WorldCom’s appointment in August of a “chief restructuring officer” to turn around the blighted company and get it out of Chapter 11 was the coming of age for interim managers. As senior executives with bags of experience, interim managers are generally appointed for a particular assignment on a short-term basis of between three months and a year.
Interims are more than a simple stop-gap, doing more than just filling in when a senior executive suddenly departs through sacking, illness or death. Increasingly, interims are change managers – not consultants – taking the reins of a department, division or an entire company. They have the advantage of being untainted by company politics and able to focus clearly on strategic decisions.
In recent years, interims” skills have been in such demand that it is estimated that every one of the FTSE-100 companies has used an interim manager. As a result, an industry worth an estimated £500m annually has sprung up in order to supply them. Companies such as Ashton Penney and Boyden Interim Management offer interim executives possessed with as many skills as you want, from databases holding thousands of candidates’ details.

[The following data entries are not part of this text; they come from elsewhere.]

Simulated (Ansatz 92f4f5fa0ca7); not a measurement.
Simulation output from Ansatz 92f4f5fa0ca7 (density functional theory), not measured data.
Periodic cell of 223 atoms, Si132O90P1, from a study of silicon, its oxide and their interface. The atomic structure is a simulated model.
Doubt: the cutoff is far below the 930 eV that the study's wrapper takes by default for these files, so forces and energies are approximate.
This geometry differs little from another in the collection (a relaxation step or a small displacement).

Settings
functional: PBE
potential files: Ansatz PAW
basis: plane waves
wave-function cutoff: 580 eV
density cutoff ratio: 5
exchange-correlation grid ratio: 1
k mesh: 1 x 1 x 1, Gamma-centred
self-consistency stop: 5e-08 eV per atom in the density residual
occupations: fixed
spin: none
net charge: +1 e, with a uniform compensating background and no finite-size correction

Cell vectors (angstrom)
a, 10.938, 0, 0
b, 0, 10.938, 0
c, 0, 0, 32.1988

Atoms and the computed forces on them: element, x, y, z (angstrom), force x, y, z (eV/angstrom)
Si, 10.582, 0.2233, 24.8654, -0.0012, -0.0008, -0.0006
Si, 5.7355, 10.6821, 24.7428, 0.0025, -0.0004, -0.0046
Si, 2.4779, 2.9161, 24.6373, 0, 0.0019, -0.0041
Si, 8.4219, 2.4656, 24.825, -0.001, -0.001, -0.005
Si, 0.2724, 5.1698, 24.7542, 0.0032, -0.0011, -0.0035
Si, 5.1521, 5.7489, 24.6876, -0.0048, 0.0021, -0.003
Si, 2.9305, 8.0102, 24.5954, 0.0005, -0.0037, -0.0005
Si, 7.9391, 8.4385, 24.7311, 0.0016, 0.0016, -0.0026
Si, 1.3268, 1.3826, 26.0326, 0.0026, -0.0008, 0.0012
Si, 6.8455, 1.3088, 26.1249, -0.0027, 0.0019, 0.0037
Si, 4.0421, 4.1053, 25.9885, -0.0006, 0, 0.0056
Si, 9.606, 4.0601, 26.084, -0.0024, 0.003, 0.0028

However, an interim manager’s services come at a price. The creme de la creme earn up to £750 a day, with the agency taking an additional £200 to £300 a day. But ask a company which has hired such an individual whether this is cost-effective and the response is often frank. “It is often the only option,” says John Ross, head of financial management at Old Mutual Assurance. “In some circumstances, anything else is too risky.”
Ross turned to an interim manager when he had to make operational changes at a previous company. “I had to move quickly to change management but had no obvious candidates to put in place. The existing individual wasn’t up to the task so I needed someone who could get the show on the road.” The interim manager then turned the department round, while Ross hired a new permanent member of staff at a later date.
Ross believes that, in an era when ageism is rife, the very thing that puts many employers off recruiting certain people – their maturity and experience – is exactly what they look for in the right interim manager.
“True, they can be expensive, but if you have no one in a key area then it’s money well spent,” he says. And, when you consider all the holiday and sickness money you are not paying with an interim, the costs begin to appear more equitable.
There are many advantages in hiring such a corporate gunslinger, says Nick Robeson, managing director of Boyden Interim Management. “These guys are charismatic, lucid, lateral thinkers and take things on board very quickly. The cost of letting someone senior go can be high, and since interim managers are paid on a daily rate, they don’t have to be tied into large executive contracts.”
However, the costs of hiring an interim are not always economic. Staff do not take kindly to newcomers with an agenda for change, less so if they know the individual is only going to be around for six months. “Change is very difficult and people get frightened,” says Christopher Kirkham-Sandy, who became an interim manager in 1989 after selling out of a business.
Kirkham-Sandy has worked for Wilkinson Sword and Laird, the automotive parts business, among others. “It requires sensitivity. If you handle it properly the staff respond well – if you don’t, you are seen as a threat,” he says.
Another important aspect of the interim executive’s role is to leave behind the right environment for the new, long-term management, says David Harris, partner at the Ashton Penney Partnership. So skills need to be transferred to the new management. “It’s as much about mentoring as anything,” he says.